A Texas jury deliberated for only 45 minutes before sentencing a 40-year-old woman to life in prison after her punishment-only trial in San Antonio. The woman had previously entered a guilty plea on a murder charge stemming from her involvement in a wrong-way crash in 2010 that claimed the life of a 38-year-old man.
Bexar County prosecutors are taking an aggressive approach with motorists who have been involved in fatal accidents while under the influence, and they are opting to pursue felony murder charges in these cases rather than intoxication manslaughter. The woman is the fourth defendant to receive a lengthy prison sentence in the county following the adoption of the new strategy. The Bexar County district attorney has said that her office will continue to file felony murder charges when appropriate. She added that the jury verdict and the speed in which it was returned were a vindication of the approach that her office is taking.
The defense attorney in the case had asked for a 20-year prison sentence, which would have been the maximum penalty had the woman been facing intoxication manslaughter charges. However, the defendant’s testimony and her previous record of drunk driving garnered little sympathy from the jury.
The woman claimed that relationship problems and a pending divorce contributed to her two DWI arrests in 2008, and she then claimed that she was driving in an orderly fashion even though she had been on the wrong side of the road for more than three miles before the fatal accident. The woman was found to have a blood-alcohol level of more than three times the legal limit when she was tested after the crash.

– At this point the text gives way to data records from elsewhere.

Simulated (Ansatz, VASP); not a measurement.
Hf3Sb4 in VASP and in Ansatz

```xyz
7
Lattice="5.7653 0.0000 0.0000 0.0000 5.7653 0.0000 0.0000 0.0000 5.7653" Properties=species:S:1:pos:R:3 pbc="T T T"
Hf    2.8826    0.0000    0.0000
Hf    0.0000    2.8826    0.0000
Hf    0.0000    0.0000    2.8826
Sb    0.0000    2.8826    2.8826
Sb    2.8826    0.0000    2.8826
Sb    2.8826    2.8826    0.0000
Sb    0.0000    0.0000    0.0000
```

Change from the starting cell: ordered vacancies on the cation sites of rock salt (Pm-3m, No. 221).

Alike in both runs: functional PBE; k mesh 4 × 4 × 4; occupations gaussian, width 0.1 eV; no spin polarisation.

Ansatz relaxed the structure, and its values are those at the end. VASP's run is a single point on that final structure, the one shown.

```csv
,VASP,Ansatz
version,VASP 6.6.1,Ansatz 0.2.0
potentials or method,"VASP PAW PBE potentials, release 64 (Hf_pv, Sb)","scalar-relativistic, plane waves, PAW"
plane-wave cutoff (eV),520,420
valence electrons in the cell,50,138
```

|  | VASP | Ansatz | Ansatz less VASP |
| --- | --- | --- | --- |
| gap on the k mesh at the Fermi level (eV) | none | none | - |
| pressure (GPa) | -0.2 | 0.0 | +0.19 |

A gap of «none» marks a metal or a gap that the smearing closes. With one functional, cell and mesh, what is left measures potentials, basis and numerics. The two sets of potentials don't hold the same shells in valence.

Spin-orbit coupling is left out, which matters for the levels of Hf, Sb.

This case demonstrates the hard line that authorities in Texas are taking in DWI cases, and even first-time offenders can face severe penalties. A criminal defense attorney with experience in drunk driving cases may be able to lower the severity of the punishments assessed by entering into plea negotiations with prosecutors. He or she could also question the actions of police officers or dispute the results of field sobriety or breath tests.